February 2018


The Original Misfits
The Forum
December 30, 2017
Show Review By: Jaime Pina

It’s hard to write about certain bands without doing it from a personal point of view. As a critic you must remain objective but sometimes that’s a pretty tall order. The Danzig, Only and Doyle line-up (all 3 or no deal) was the reunion that nobody ever thought would happen and of course, everyone had different opinions of what would occur. Would Glenn and Jerry be able to remain on good terms throughout the dates without quarrel? Did they legitimately sell out a venue like the Forum? And most importantly, how long would they continue before parting ways again? After years of bad blood it was interesting to watch things unfold.

In the small town I grew up in it was a lot of effort to get information. In the days before the Internet you relied on word-of-mouth, fanzines and some legit rags and cassette tapes sent from friends with access to records that were all but impossible to find. My band at the time, the legendary Los Cremators was an early horror punk band. We had heard about a band from New Jersey called the Misfits. There was no chance of getting one of their singles in a rural town in California. Eventually someone came by our practice space with a cassette of some songs from their just released album on Ruby/Slash. It sounded like Oi! music. All this hype for an American Oi! band? I think it was Death Of Glory singer Jim Rios who wound up acquiring the actual vinyl copy and when he played it I started to warm up to it. There was an Oi! influence on some songs but others like Vampira, Nike Au Go-Go, Skulls and Devil’s Whorehouse had undeniable power.
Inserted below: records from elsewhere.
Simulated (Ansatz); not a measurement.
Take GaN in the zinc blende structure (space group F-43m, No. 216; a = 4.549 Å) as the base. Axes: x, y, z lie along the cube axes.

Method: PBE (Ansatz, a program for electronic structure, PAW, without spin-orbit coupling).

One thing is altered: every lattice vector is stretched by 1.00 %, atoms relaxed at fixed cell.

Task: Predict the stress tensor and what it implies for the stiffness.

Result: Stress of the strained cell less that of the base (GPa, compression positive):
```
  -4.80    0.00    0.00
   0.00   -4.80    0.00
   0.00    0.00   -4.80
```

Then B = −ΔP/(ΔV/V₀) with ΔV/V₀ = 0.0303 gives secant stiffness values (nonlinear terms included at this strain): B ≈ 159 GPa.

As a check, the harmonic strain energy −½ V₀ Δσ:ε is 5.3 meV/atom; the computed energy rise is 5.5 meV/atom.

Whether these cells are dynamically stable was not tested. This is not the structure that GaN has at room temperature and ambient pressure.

Three opportunities to see the band arose and somehow my friends in the small rural town could not get a road trip together. And then they were over with. Earth A.D. came out posthumously and the band had jumped on the hardcore wagon playing everything ultra-fast and Robo from Black Flag was on drums. It sounded amazing. Later on I recorded some of the early singles a friend had and was amazed at the band’s musical progression. It wasn’t “the band” so much as singer/songwriter Glenn Danzig was a master of employing various influences into the band and ended up outgrowing them.

Years later the band’s logo, taken from an old film serial became omnipresent. A reunion seemed logical but Danzig had forged ahead into the mainstream and was enjoying a steady career with his self-named band while bass player Jerry Only and brother/guitarist Doyle had gone to court to earn the right to continue performing as The Misfits. Things became ugly on several levels with Doyle eventually quitting and then appearing as Danzig’s special guest billed as “as close to a Misfits reunion as you’ll ever get.”

After glowing reviews and an unbelievable turnout at Riotfest the reunited band announced a show at the Forum in Los Angeles and the show sold out in record time. With the Crimson Ghost logo projected all around the venue, you couldn’t help but feel a certain excitement. Opening band Discharge was fantastic and showed a new generation why they have legendary status. And the new singer Jeff "JJ" Janiak did an absolutely fine job singing the band’s early songs as well as some of the excellent new songs. Akaline Trio was a little out of place between two gnarly punk bands but was entertaining and kept things going.

With the pumpkins from the Halloween single at either end of the stage the iconic trio hit the stage with the more than reliable Dave Lombardo on drums and Acey Slade on a rather redundant second guitar. They powered through songs from all of the Danzig-era releases. While you can’t please everyone, the set was pretty comprehensive and really delivered. Glenn’s voice was blown and seemed stronger when actually singing then during between song banter. As unlikely as it may seem these songs worked well in a big concert setting and the sing-along factor was as natural as when it occurs in a football stadium. And with Lombardo powering the machine, the sheer force was lethal.

Jerry Only and Doyle seemed on stage as energetic as ever with their iconic images translating well to the back rows of the Forum. And yes, every seat was filled. The Misfits pulled it off. While bands like the Stones can seemingly go on forever the window on punk bands is rather limited by comparison. So as far as the “get off my lawn” thing with the no cell phone policy, I honestly think the people who witnessed this event will be glad later on to have the pictures in their heads rather than in their phones.

THANK YOU to Dan Canzonieri.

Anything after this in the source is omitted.